This is the story of the Pact of the Catacombs for a Church of the Poor and its long forgotten counterpart, the Pietralata Message, for a worker Church.
The story begins with a proposal by Brazilian Archbishop Helder Camara to hold two Eucharistic celebrations towards the end of the Fourth Session of Vatican II in October or November 1965.
Camara explained the proposal in a letter to his Brazilian colleagues:
(It will be) a concelebration in Cardijn’s cardinal’s church involving twenty bishops from around the world (the difficulty will be to select them). All others will also be invited. A Mass specially dedicated to workers. Delegations from neighbouring countries will come. Workers from Rome will come. In the midst of the Mass, we will take a solemn oath, more concrete and binding than that of Cardijn. The minimum that we will promise will be to renounce our purple habits and the title of Excellency… After the mass, we will have coffee in confraternity with the working class.

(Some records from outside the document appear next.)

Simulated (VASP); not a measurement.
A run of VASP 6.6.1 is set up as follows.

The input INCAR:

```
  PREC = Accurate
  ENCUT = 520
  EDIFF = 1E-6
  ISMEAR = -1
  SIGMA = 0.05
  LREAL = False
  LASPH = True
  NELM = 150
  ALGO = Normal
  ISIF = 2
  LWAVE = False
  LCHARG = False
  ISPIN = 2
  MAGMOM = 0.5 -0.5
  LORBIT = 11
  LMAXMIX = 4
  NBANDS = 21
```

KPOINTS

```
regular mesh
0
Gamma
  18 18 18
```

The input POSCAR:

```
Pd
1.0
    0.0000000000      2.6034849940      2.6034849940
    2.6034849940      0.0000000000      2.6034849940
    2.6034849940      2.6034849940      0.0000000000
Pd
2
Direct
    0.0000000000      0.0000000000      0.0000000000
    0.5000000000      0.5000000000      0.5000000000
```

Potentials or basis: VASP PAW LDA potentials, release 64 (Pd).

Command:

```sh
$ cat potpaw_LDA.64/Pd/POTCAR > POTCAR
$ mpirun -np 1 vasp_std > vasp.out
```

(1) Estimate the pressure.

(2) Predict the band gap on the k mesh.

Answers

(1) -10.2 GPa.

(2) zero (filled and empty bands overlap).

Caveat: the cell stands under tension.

Another concelebration (will be held) at St Mary’s at Trastevere, one of the poorest neighbourhoods in Rome… Twenty bishops from the whole world (again, the difficulty will be to choose them), perhaps around Cardinal Lercaro or Patriarch Maximos IV, who is the protector of the Group of the Poor, which is a little suspect in the eyes of the Holy Office. We will invite poor people from the neighbourhood…
Helder Camara, Lettres conciliaires, II, 802.
As it turned out, the two masses did take place on successive evenings on 16 and 17 November 1965, just prior to the promulgation of the Decree on Lay Apostolate, Apostolicam Actuositatem, on 18 November.
The original order of the masses, however, was reversed. The Mass for a Poor and Servant Church was held first, not at Trastevere, but in the Domitilla Catacombs. It was there that the document later to become known as the Pact of the Catacombs was adopted by the bishops present.
The Mass for Workers took place the following evening at Cardijn’s cardinal’s parish church of St Michael Archangel in the working class Rome suburb of Pietralata. There, the gathered bishops adopted a second document, the Pietralata Message.
Much has been written about the Pact of the Catacombs yet little is known of the Pietralata Message.
This website presents them both pairing them again in the way that Helder Camara had originally intended and hoped.